24.   I do not find it necessary to determine whether the fire-detection equipment in the strata lot is common property or part of the strata lot. Under bylaw 4.4, the strata can charge back repairs regardless of this distinction.

25.   Several tribunal decisions have found that the phrase “owner’s act, omission, negligence or carelessness” must be read collectively and import a standard of negligence. See, for example, The Owners, Strata Plan BCS 2174 v. Liu, 2020 BCCRT 366 and Hu v. The Owners, Strata Plan BCS 3507, 2020 BCCRT 74. Although not binding, I find the reasoning in these decisions applicable to this dispute. I find that bylaw 4.4 requires the owner or the owner’s tenant to be negligent before any repair costs may be charged back to the owner.

26.   To prove negligence, the strata must show that the owner or CN owed it a duty of care, the owner or CN breached the standard of care, the strata sustained damage, and the damage was caused by the owner’s or CN’s breach: Mustapha v. Culligan of Canada Ltd., 2008 SCC 27 at paragraph 33.

27.   I am satisfied that the owner and CN each owed the strata a duty of care in their roles as owner and occupant of a strata lot of the strata. The main question is whether they breached the standard of care, which is reasonableness. See Burris v. Stone et al, 2019 BCCRT 886 at paragraph 28, which I find applicable.

28.   Although the strata did not explicitly argue that CN breached the standard of care, it provided relevant submissions. It says CN carelessly allowed smoke from the strata lot to enter the hallway and set off the smoke alarms, which in turn triggered the building alarm. The strata also says CN should have provided the contractor access to the strata lot on December 27, 2017.

29.   I find that neither the owner or CN breached the standard of care. I will first consider the hallway smoke. According to the contractor’s December 27, 2017 work order, CN triggered the building-wide alarm after CN opened his door and allowed smoke to exit the strata lot into the building’s common hallways. The strata also provided a December 27, 2018 note (which I find not misdated and made coincidentally a year later), in which an unnamed council member reiterates this is what happened.

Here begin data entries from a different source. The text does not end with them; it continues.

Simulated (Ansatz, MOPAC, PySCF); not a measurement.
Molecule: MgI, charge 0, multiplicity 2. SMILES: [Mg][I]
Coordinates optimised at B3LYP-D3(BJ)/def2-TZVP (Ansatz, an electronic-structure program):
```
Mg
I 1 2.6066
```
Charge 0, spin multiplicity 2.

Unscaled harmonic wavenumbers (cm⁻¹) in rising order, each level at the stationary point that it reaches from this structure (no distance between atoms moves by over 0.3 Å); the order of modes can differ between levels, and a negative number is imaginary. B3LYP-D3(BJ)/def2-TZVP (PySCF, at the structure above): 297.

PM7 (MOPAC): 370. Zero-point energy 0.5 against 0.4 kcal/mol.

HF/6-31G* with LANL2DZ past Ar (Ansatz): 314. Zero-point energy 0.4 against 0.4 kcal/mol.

30.   The owner disagrees and relies on a February 26, 2018 letter from CN to the owner. In the letter, CN denied he set off the building-wide alarm by opening his door. He wrote that the strata lot’s fire alarm went off when he had just started cooking. He says there was little smoke at the time. He pushed the silence button on the fire alarm, but this did nothing. He then tried to turn it off by trying the strata lot’s heat detector, but this set off the building-wide alarms. He only opened his door after this.

31.   I find CN’s February 2018 letter is the best evidence on what he did. The contractor’s invoice shows that the strata lot had 2 devices – the smoke alarm and a heat detector. In the note, the ex-council member wrote that the strata lot’s heat detector could trigger the “main alarm”, which I conclude refers to the building-wide alarms. Based on the letter, I find CN’s account is both plausible and likely accurate. I conclude that CN did not negligently allow smoke from the strata lot to set off the hallway smoke alarms.

32.   I acknowledge the contactor’s work order says that hallway smoke set off the building alarm. However, the contractor wrote that its comments were based on what the fire department advised, rather than its own investigations. Although some records from the fire department are before me, there is no evidence that confirms the fire department found that hallway smoke triggered the building alarm. I therefore place greater weight on CN’s February 2018 letter. I also prefer the letter over the ex-council member’s note, as the note provides little detail and its writer is not named.

33.   I also note that the contractor found both hallway smoke alarms were deficient and had to be replaced, with few details provided. Given this, I find it unclear on the evidence if the hallway smoke could have triggered the hallway smoke alarms, thereby setting off the building alarm. I find this uncertainty benefits the owner’s position because the strata must show either the owner or CN was negligent to prove its claim.

34.   The strata did not argue whether it was negligent for CN to touch the heat detector to try to turn off the turn off the smoke alarm. While under normal circumstances I would consider such an act unreasonable, CN explained that he had tried the smoke alarm’s silence button without success. Consistent with this, the contractor found that the strata lot smoke alarm was “faulty” and had to be replaced on December 28, 2017. With the strata’s smoke alarm sounding, I find that CN have would been under pressure to try something at the time. Given these unique circumstances, and that the strata did not argue this was negligence, I am satisfied CN acted reasonably.

35.   The parties also provided differing submissions on whether CN unreasonably denied the contractor access to his strata lot. CN says he phoned the strata’s representative, LR, and was given permission to leave for the evening. LR denies this.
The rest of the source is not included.